Budget airlines seek to boost aircraft haul
Southeast Asia’s budget airlines would see their collective fleets expand at a faster pace in 2017, after growth in this area hit a “low point” last year in the wake of overcapacity concerns, CAPA-Center for Aviation said.
CAPA, which provides aviation market intelligence, said in a report this week the region’s 21 low cost carriers (LCCs), led by giants such as Air Asia, Lion Air and Cebu Pacific Air, ended 2016 with a total of 623 planes. That was higher by 7 percent, or 41 aircraft, over the previous year.
Budget airlines added 67 planes in 2015 while the collective fleet expanded by 61 planes in 2014.

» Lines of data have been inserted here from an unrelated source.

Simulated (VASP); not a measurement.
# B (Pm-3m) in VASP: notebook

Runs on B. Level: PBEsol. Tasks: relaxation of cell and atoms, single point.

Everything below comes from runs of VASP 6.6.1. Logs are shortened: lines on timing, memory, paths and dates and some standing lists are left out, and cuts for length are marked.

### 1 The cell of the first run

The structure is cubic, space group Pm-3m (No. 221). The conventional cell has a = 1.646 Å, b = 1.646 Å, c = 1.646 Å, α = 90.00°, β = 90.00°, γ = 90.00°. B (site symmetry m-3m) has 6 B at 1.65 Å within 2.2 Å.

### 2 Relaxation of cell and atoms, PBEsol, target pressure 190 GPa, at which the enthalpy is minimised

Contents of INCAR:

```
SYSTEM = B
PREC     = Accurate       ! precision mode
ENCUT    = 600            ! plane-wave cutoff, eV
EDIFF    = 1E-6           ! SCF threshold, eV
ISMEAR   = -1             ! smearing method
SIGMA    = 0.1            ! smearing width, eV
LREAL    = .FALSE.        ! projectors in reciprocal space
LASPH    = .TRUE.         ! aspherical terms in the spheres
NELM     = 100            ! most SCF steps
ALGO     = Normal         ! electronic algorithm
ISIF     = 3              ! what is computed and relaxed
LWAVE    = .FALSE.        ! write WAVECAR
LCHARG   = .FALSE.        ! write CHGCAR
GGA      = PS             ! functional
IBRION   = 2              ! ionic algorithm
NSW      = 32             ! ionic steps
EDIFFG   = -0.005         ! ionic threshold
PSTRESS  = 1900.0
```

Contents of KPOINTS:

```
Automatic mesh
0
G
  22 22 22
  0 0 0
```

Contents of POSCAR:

For 2017, Southeast Asia’s budget airline fleet is forecast to grow by 80 aircraft, or 11 percent over last year.
Among these, the Gokongwei family’s Cebu Pacific was planning a “modest” expansion of two planes this year.
“Market conditions in the Philippines could support faster growth, but Cebu Pacific is waiting for the A321neo before accelerating its rate of growth. The group’s fleet plan includes eight additional aircraft in 2018, driven by the A321neo,” CAPA said.
“Overcapacity continues to persist in several Southeast Asian markets, but some LCCs are reaccelerating expansion in 2017,” CAPA said in its report. “Given the sector’s huge order book, it is likely 2016 will represent the low point in Southeast Asian LCC fleet growth.”
Carriers have been seeking to control capacity growth also as the industry’s penetration rate, or its market share versus full service carriers (FSCs), declined for a second year in 2016. This figure stood at 53 percent as FSCs added short haul capacity at a faster rate than budget airlines.
“The LCC penetration rate within Southeast Asia should start to inch back up in 2017 as the rate of fleet expansion accelerates. The narrow body growth rate in 2017 will be significantly higher compared to 2016, and similar to the growth rate achieved in 2015,” it added.
CAPA warned a more aggressive fleet expansion would have an impact on the bottom line.
“The fundamentals of the Southeast Asian market remain attractive, with economic and middle class growth driving demand growth,” CAPA said. “However, the risk is that capacity will again grow faster than demand as LCCs reaccelerate growth and pursue more strategic expansion.”
“Already, low yields will be further pressured as competition further intensifies—both between LCCs and with FSCs—impacting profitability, particularly if fuel prices start to increase again,” it noted.
It said market conditions were already “tough” last year, when fleet expansion fell to the single-digit growth realm.
“As the region’s LCCs significantly accelerate their rate of fleet growth in 2017 it could become increasingly difficult to find markets for the additional aircraft, exacerbating the overcapacity situation and impacting profitability,” CAPA said.